Friday, March 31, 2017

Book Review: A Sparrow In Terezin

photograph by me
Kristy Cambron first came across my radar sometime after the release of her first novel The Butterfly and Violin. It was a review of her second novel, the one I am reviewing here, that I read in WORLD magazine that sealed the deal. I knew I wanted to take a chance on these books. WWII. Art. Gorgeous covers. Good reviews. It had enough of my favorite things to take a chance on.

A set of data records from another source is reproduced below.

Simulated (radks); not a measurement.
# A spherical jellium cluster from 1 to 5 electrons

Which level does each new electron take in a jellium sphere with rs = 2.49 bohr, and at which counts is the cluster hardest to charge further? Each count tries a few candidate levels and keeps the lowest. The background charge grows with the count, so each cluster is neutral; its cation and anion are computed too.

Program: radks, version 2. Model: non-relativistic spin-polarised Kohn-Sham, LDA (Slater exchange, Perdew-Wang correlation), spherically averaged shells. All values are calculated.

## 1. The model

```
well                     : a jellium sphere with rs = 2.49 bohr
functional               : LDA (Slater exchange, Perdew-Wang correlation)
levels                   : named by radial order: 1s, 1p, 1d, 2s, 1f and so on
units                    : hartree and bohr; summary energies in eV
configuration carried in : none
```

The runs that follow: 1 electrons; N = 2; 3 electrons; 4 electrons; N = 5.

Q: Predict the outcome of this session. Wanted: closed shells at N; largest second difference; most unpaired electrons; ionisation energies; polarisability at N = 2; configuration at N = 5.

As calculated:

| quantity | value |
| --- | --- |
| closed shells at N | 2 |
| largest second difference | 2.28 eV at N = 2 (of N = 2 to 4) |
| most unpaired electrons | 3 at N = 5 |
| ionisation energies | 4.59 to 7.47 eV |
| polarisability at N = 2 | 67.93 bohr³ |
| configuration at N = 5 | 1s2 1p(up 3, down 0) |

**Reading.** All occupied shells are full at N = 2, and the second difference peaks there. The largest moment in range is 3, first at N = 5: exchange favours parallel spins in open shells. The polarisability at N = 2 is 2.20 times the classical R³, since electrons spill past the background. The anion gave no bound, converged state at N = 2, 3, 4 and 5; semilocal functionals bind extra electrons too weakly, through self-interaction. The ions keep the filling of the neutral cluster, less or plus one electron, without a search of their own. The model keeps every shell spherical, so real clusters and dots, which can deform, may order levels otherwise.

So, last year I took that chance and read The Butterfly and the Violin. I fell in love with Kristy’s writing and style of storytelling. I became a fan. And now I just finished her second novel A Sparrow In Terezin and there is no going back. I am officially invested in Kristy’s writing career. *stalks any news of upcoming Kristy Cambron books*

A Sparrow In Terezin follows the story of Kaja Makovsky as she barely escapes Nazi occupied Prague, forced to leave her parents behind, and then finds herself facing the London Blitz in England. Working for the Daily Telegraph, Kaja is horrified to learn of the extermination of Jews in concentration camps by the Nazis and makes the decision to go back to Prague. Determined to get her parents to safety, Kaja returns to a Europe shrouded in darkness and suffering.

As much as I loved Butterfly and the Violin, I enjoyed and loved A Sparrow In Terezin even more. I felt more connected to Kaja as a character and to her and Liam’s story. For some reason it felt more personal. Maybe it was Kaja’s more reserved personality or the fact that she worked for a newspaper, I am not sure. If I am honest, I was more connected to Sera and William’s present day storyline this time around as well.

One of my favorite aspects of this story was Kaja's fierce determination to hold onto hope even in the darkest of times and worst of situations. Even when she felt like there was no hope, there would be a reminder that God had not abandoned them and that even in the horrific suffering of the concentration camps there was reason to hope. And how, sometimes, these reminders come from the most unthinkable of sources.

Kristy’s writing and style of storytelling is one of my favorites. Her writing is so vibrant and touching. I adore her usage of dual timelines, even if the WWII era thread will always be my favorite. And I love the fact that in a Christian publishing market dominated by romance novels, she never has the romance threads be the point or sole focus of the story. Her stories are the kind that touch your heart and you cannot easily forget.

Basically, go read this novel. If you love WWII historical fiction or really good, moving stories you are bound to love this one! I cannot wait to read her other new releases.

Have you read any of Kristy Cambron's novels? Or, do you have any pressing questions you want to ask me? Leave a comment on my post here and I'll answer them next week.


  1. You know, this review is perfect, Hanna! <3 I love Kristy Cambron so much as a writer - oh my goodness! She's one of my favourites for sure :).

    I LOVED The Butterfly and the Violin, but I think I have to agree with you - A Sparrow in Terezin was something altogether special. I think it was the characters that stood out to me especially as so vivid and rich, and ahhh! I adored it, really.

    I'm a total Cambron fan too. I still need to read her 2 most recent releases "The Ringmaster's Wife" and the "Illusionist's Apprentice" but I am also so looking forward to her new "Lost Castle" series I believe it is called that will soon be coming out. It sounds amazing!

    1. Aw, thank you, Joy! You're so sweet! Kristy Cambron is AMAZING!

      And there is definitely something undeniably special about A Sparrow In Terezin. IT'S SUCH A GOOD BOOK. I had difficulty condensing all my fangirlish thoughts into a coherent review.

      I bought my sister The Ringmaster's Wife for Christmas. Now, I just need to borrow it. :) And I am SO excited for Kristy Cambron's "Lost Castle" series. I am kind of hoping she will do another live video stream to share more about it.

  2. I keep hearing about her books! They sound really good. I enjoyed reading your review, Hanna! It sounds like I need to read this - I especially enjoy deep soulful stories, and WWII has always been a favourite.

    1. You really should read it! It is definitely a stand out amongst modernly printed Christian fiction. WWII stories are near and dear to my heart.